What they found is that the the only factor with heat sinking is air gaps, since air is an insulator. Torquing is only specified as a poor mans way from the manufacturer of trying to ensure there's no gaps. Beyond the normal smoothness you find on a heat sink that also makes no difference - it all comes down to having a thin layer of compound (ideally it would be zero but obviously we have to suffer with minimal compound) with no air gaps. It's so important for them that they x-ray every one, and they use no hardware to clamp the parts down - just normal soldering. The key is good technique in applying the compound and placing the part. If you do that right torque, lapping or anything else doesn't help. 
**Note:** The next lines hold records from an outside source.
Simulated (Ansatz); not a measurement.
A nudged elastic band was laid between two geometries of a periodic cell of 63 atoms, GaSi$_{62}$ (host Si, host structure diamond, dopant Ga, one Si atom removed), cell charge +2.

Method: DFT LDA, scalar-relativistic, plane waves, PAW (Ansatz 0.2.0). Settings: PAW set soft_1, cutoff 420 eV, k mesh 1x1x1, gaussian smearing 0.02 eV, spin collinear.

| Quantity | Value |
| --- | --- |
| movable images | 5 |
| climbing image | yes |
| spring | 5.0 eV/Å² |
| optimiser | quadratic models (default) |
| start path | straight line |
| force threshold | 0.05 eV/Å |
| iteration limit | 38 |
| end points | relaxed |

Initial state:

I explained my project and showed him pictures. On hardware he didn't like the idea of using steel screws with the HV silicon - he recommended going with the Peek screws for arc safety and again - using good compound application technique with the screw there just to hold everything together. Further on having all that aluminum and parts screwed together (IC's, brackets, sinks) he was concerned with creep. Ideally you attach to a 'hard' surface, meaning one without creep. A thin PC board is fairly hard, but aluminum isn't - he described it as 'mushy'. You can screw to it but over time the aluminum under the screw points will "flow" away from the pressure point. So, what they do (because everybody has to suffer with aluminum sinks) is to use a wide steel washer under the clamping bolt. This works well to ensure the bracket/sink stays together with thermal cycling. Otherwise he suggested a yearly physical inspection of IC to bracket and bracket to chassis to ensure a continuing tight fit. 

So, he recommends PEEK screws, don't over torque (or worry about torque at all), but be fanatical about compound application, such as using a non silicon based compound like AOS 52022KH for long term stability if you like. For attaching sinks and such he recommends using a wide steel washer (not a 'lock' washer) to spread out the pressure point.